Page 1 of 1

Ranking different text pages, given some queries

Posted: Sun Jan 31, 2010 4:16 pm
by soorena776
Hello everyone!

I want your help in the following problem:

I have some text files in my site, each corresponds to an html page. I'm getting some query words from user in the main page, and I have to find the most relevant text file regarding the query words, and consequently its corresponding webpage.

I was wondering how can I do this in php? Is there any tools/engines for this purpose?
Again, I want to rank a limited number of text patterns based on a given query


Thank you all

--
Soorena

Re: Ranking different text pages, given some queries

Posted: Sun Jan 31, 2010 5:56 pm
by AbraCadaver
This is very vague, but in general loop through the text files, read them into a string and preg_match_all() on your search term(s) and rank based on the number of matches. That's all I can say without knowing anything about the names of the files and how they relate to the HTML files and what the text files look like.

Re: Ranking different text pages, given some queries

Posted: Sun Jan 31, 2010 9:59 pm
by josh
Just 2 tools that could help
http://www.google.com/search?q=mysql+fu ... =firefox-a
http://www.google.com/search?hl=en&clie ... g-s1g6&oq=

Or if you can get your documents indexed, google is the best option.

Wikipedia uses mysql full text. When load hits a certain level it automatically sets off a "breaker" that flips their search to use google custom site search until load goes back down.

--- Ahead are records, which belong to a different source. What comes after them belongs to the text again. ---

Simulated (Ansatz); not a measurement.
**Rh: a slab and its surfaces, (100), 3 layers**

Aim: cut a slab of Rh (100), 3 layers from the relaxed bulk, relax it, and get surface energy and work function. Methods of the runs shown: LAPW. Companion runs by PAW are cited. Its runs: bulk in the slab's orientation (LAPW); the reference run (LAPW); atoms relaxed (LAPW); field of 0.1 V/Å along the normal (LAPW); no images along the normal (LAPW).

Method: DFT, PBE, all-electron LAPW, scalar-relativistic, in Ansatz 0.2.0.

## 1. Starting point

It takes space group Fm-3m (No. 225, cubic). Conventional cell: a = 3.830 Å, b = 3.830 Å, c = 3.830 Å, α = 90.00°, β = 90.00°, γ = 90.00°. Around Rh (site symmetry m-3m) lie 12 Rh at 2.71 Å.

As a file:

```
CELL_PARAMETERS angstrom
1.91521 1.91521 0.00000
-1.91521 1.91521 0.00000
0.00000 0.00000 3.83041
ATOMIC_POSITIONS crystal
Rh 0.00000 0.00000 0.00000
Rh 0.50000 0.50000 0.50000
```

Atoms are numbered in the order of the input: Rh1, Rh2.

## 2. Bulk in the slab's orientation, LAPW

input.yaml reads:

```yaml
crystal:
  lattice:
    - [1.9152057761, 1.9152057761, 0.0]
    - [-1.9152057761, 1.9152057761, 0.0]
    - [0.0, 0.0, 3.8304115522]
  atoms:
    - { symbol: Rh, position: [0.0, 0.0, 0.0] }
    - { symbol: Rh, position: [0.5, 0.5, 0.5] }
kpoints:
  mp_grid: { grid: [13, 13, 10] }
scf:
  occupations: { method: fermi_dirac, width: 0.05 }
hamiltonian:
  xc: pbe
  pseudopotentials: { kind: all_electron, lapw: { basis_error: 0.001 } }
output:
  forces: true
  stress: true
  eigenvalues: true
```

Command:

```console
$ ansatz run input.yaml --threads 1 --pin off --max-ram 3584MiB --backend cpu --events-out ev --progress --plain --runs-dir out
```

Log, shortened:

Re: Ranking different text pages, given some queries

Posted: Sun Jan 31, 2010 10:10 pm
by soorena776
AbraCadaver wrote:This is very vague, but in general loop through the text files, read them into a string and preg_match_all() on your search term(s) and rank based on the number of matches. That's all I can say without knowing anything about the names of the files and how they relate to the HTML files and what the text files look like.
Thanks for the hint. This was very useful, but there are some additional requirements. See the other comments below if you like.

S

Re: Ranking different text pages, given some queries

Posted: Sun Jan 31, 2010 10:18 pm
by soorena776
josh wrote:Just 2 tools that could help
http://www.google.com/search?q=mysql+fu ... =firefox-a
http://www.google.com/search?hl=en&clie ... g-s1g6&oq=

Or if you can get your documents indexed, google is the best option.

Wikipedia uses mysql full text. When load hits a certain level it automatically sets off a "breaker" that flips their search to use google custom site search until load goes back down.

Thank you so much pal. The problem with google is that not all portions of my website are unique urls, but some kind of scroll containing different pictures/slides in the same page. What I want to do, is to extract the queries entered by user in Google's referral link, and return the most appropriate picture/slide/text based on these queries, on a dynamic page.

I was wondering if these search tools (say MySQL's) support basic semantic search(like adding or removing the plural s, or synonyms or the words distance) features, or do just exact matching.

I would appreciate any help in this regard. If my description is vague, let me know

S

Re: Ranking different text pages, given some queries

Posted: Tue Feb 02, 2010 10:17 pm
by josh
Mysql or Lucene are very google like. They are a lot more advanced then just stemming words (running and runner are seen as related keywords - thats called stemming)

Re: Ranking different text pages, given some queries

Posted: Tue Feb 02, 2010 10:22 pm
by soorena776
Thank you so much, you helped me a lot!
Good luck